The team's hopes, according to The Citizen newspaper, are "hanging by a thread" following Sunday's nine-wicket defeat by New Zealand at the Wanderers.
"The hosts' performance was a far cry from what is expected from a team tipped as one of the tournament's favourites," it added.
South Africa have now lost two of their three Group B games. Crucially, those two defeats came against close rivals West Indies and the New Zealanders, whose victory was clinched by captain Stephen Fleming's fine 134 not out.
To qualify, the home side now have to beat group leaders Sri Lanka -- they have eight points and two wins out of two -- and hope West Indies do the same. Rain ruining their opponents' matches is the only other hope.
In effect, Pollock's men could be on their way out of the tournament as early as February 28, more than three weeks before the final, if Sri Lanka see off the West Indies in Cape Town.
That would reduce South Africa's game against the Sri Lankans on March 3 in Durban to little more than a wake.
"Polly's men staring down the barrel," was how Business Day referred to Pollock's side on its front page.
It pointed the finger at "a staggering display of short-pitched and misdirected bowling" by the hosts' bowlers, adding: "It all went horribly pear-shaped."
Pollock himself, while outwardly defiant, conceded after Sunday's defeat: "Things are now out of our control. We'll be watching a couple of games pretty keenly.
"We haven't produced the cricket at the right times and we're just hoping for a lifeline.
"If we do manage to squeak through by the skin of our teeth we believe we can turn it around.
"I don't think we've been playing anywhere near our best cricket."

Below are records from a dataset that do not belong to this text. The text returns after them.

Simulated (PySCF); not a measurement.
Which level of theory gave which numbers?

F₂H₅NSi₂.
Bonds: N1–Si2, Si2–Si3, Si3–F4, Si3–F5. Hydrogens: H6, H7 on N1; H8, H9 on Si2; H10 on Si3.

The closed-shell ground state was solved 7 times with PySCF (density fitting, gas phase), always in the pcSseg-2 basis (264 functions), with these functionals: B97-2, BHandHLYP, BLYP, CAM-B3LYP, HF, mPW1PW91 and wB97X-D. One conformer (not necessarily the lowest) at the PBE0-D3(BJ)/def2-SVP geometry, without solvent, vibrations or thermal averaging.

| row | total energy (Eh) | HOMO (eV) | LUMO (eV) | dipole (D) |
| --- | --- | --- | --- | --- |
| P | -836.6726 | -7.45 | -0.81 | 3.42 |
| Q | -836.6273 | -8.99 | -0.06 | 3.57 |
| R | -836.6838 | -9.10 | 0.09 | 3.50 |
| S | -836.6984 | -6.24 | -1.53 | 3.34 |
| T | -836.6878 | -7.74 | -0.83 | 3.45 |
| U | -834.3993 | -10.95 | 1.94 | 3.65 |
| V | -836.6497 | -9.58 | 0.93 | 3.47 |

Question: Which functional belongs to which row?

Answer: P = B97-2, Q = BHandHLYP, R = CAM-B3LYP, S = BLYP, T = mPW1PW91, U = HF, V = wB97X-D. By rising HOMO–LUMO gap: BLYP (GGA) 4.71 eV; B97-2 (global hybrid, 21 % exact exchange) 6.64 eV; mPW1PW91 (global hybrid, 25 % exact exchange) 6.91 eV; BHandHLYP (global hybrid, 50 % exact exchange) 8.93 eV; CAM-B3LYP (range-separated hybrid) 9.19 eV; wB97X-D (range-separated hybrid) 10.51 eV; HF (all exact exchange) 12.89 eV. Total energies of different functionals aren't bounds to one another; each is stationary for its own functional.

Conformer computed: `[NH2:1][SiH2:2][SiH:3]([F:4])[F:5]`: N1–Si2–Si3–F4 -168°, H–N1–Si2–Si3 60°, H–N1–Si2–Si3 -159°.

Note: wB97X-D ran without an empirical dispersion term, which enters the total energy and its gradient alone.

A television show run by a private South African broadcaster on Monday was inundated by complaints about selection and the performance of South Africa's bowlers, with veteran Allan Donald, in particular, coming in for criticism.
Few were looking for excuses, even though New Zealand, already in a winning position, had their task made easier by a rain delay and a revised target.
One fan, however, quoted on The Star's front sports page, did take the easy option. "The rules are crap," he said.